1.8 Regularly (and no less than once a month) provide an update to Fergus (either in person, via email, or via phone as mutually agreed at the time) on current campaigns and opportunities.
1.9 Maintain adequate documentation supplied by Fergus and other equipment necessary to market the Fergus Service and comply with its obligations under this Agreement.
2. FERGUS OBLIGATIONS
2.1 Promptly following entry into this Agreement by the parties, provide the Partner with the Partner URL.
2.2 Provide the Partner with access to the Platform as required by the Partner to perform the Partner Services.
2.3 Provide the Partner with access to a Fergus representative to provide guidance on the Fergus Service and the processes to be followed by the Partner.
2.4 Create events and programs that help the Partner (together with other Fergus partners) to connect and start to build better solutions that provide more value for customers.
2.5 Within 10 Business Days of the end of each month, Fergus shall provide the Partner with a report detailing the Customers (if any) that have activated a Fergus account during the previous month.
2.6 Subject to compliance by the Partner with the terms of this Agreement, provide the Partner with the Partner Benefits specified in paragraph 3 of this Schedule 1.
3. PARTNER BENEFITS
3.1 The following Partner Benefits shall be available to the Referrer Partner, subject to any review undertaken in accordance with clause 8.2 of the Agreement:
3.1.1 Fergus shall pay the Referral Fees to the Partner in accordance with paragraphs 3.2 to 3.4 of this Schedule 1, and otherwise in accordance with clause 8 of the Agreement.
3.1.2 Where there has been prior written agreement between the parties for a specific event, Fergus may participate in and co-promote the Partner’s events,;
3.1.3 Fergus shall include a reference to the Partner on the Website;
3.1.4 Fergus may, in its discretion, send messages to its customers regarding the services and/or offers provided by the Partner.
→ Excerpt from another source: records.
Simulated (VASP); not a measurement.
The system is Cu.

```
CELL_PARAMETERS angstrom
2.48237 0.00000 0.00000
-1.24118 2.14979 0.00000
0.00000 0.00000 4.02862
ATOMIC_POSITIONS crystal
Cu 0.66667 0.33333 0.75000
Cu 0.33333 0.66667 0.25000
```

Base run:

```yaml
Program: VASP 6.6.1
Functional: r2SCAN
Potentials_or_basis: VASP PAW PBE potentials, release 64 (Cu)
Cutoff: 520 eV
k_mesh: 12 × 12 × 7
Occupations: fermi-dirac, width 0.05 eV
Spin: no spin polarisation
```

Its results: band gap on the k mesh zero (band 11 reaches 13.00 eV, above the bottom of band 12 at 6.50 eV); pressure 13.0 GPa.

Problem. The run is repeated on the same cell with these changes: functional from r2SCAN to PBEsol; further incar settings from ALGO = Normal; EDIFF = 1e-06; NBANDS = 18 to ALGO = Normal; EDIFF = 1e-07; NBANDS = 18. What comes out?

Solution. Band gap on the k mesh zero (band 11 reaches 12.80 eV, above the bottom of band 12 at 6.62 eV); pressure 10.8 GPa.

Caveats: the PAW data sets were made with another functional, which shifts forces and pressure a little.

3.2 Fergus will, within 10 Business Days after the end of each month (EOM Report) issue the Partner a report showing the Referral Fees payable to the Partner for the previous month.
3.3 To the extent that any of the above information relies upon the Partner supplying information, the Partner must do so promptly and as reasonably required by Fergus.
3.4 The Partner will, after receipt of each EOM Report, invoice Fergus for the Referral Fees for that month based on the EOM Report and Fergus shall pay the Partner the amount payable under each invoice by the 20th of the month following the month of invoice.
3.5 To be eligible for a Referral Fee, you must have a signed current Fergus partnership agreement and have your partnership referral code entered into Fergus Software when the Fergus prospective Customer signs up for a Fergus trial.
3.6 The Referral Fee will be payable by Fergus to you in respect of a new Customer only after the Customer has paid three full (3) successive subscription invoices.
3.7 If two or more authorized partners of Fergus, for any reason whatsoever, claim a Referral Fee for the same Customer, Fergus may (in its sole discretion) allocate the Referral Fee between such representatives in such proportions and in such manner as Fergus determines is equitable (in its discretion). Any such allocation made by Fergus shall be final and binding on all parties.
3.8 The Referral Fee is the only amount payable by Fergus to the Partner in connection with the Partner services, and the Partner shall be responsible for all costs and expenses and taxes it incurs in connection with the Partner Services and otherwise fulfilling its obligations under this Agreement.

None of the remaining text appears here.